In a judgment handed down today, Ed Kemp (who did not appear below) has succeeded in the EAT before HHJ James Tayler in this appeal on the proper application of the public interest test in whistleblowing cases: Dobbie v Paula Felton t/a Feltons Solicitors. The judgment can be read here.
The case concerned disclosures of information in respect of the overcharging of a client by a law firm. There was no finding that the firm did in fact overcharge the client. The issue turned on the Claimant’s reasonable belief. Following a two-week trial, the ET found that the Claimant had otherwise made qualifying disclosures but they were not in his reasonable belief made in the public interest. The ET went on to consider, in the alternative, just one of the Claimant’s alleged detriments – the termination of his consultancy agreement – and found that causation was not made out. The ET thereby dismissed the claim and these two conclusions were challenged on appeal.

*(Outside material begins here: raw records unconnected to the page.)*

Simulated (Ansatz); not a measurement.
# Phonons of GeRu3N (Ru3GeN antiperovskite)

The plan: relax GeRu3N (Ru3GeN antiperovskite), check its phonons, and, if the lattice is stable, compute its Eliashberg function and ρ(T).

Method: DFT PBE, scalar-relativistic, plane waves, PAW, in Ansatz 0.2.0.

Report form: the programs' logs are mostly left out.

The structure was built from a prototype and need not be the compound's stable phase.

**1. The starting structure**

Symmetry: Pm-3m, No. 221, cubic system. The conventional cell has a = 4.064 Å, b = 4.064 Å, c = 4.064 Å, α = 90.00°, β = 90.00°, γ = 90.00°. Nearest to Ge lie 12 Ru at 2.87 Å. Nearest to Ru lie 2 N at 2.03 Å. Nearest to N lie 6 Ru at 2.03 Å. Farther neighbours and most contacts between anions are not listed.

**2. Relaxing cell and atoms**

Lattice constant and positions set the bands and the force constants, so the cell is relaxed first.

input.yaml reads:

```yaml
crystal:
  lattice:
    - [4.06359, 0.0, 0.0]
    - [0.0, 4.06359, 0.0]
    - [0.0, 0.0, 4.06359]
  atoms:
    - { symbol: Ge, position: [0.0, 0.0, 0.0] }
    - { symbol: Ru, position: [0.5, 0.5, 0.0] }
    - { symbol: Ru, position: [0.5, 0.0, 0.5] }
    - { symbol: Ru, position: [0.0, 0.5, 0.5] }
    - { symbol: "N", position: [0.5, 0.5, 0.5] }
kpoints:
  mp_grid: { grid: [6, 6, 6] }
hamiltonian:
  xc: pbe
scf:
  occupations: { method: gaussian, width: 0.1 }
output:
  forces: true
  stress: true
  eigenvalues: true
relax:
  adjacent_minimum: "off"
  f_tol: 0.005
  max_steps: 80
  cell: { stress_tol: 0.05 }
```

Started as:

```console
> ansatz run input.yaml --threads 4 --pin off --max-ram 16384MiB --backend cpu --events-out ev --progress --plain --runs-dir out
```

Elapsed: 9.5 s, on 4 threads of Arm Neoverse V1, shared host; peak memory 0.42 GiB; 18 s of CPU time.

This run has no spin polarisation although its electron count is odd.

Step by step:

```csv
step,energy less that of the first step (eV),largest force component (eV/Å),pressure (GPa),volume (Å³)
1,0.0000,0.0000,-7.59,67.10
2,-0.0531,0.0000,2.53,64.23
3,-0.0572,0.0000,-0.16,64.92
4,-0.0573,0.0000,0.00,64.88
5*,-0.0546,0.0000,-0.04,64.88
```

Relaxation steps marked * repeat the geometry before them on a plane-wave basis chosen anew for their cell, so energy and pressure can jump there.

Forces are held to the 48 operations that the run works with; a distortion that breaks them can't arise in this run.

In an interesting judgment, the EAT has surveyed the legal landscape on the public interest test post-Chesterton and has added a number of further general observations on the application of that test that will doubtless be useful in other cases (see, paragraphs 28(1)-(8) of the judgment). In summary:
The EAT accepted Ed’s argument that the ET had erred by failing to apply the public interest test to the disclosure of information itself rather than to the emails as a whole in which the disclosure was contained. The disclosure of overcharging in a solicitor’s firm could give rise to a contractual dispute between solicitor and client but also regulatory issues, such regulations being there to protect the public. The ET had not set out or even considered the factors in Chesterton in its reasons. On causation, again somewhat surprisingly, the ET had not referred itself to Fecitt in the reasons and the EAT could not be confident from the language of “little influence” that the ET had, indeed, meant no material influence.
The case is to be remitted to a fresh ET for a re-trial.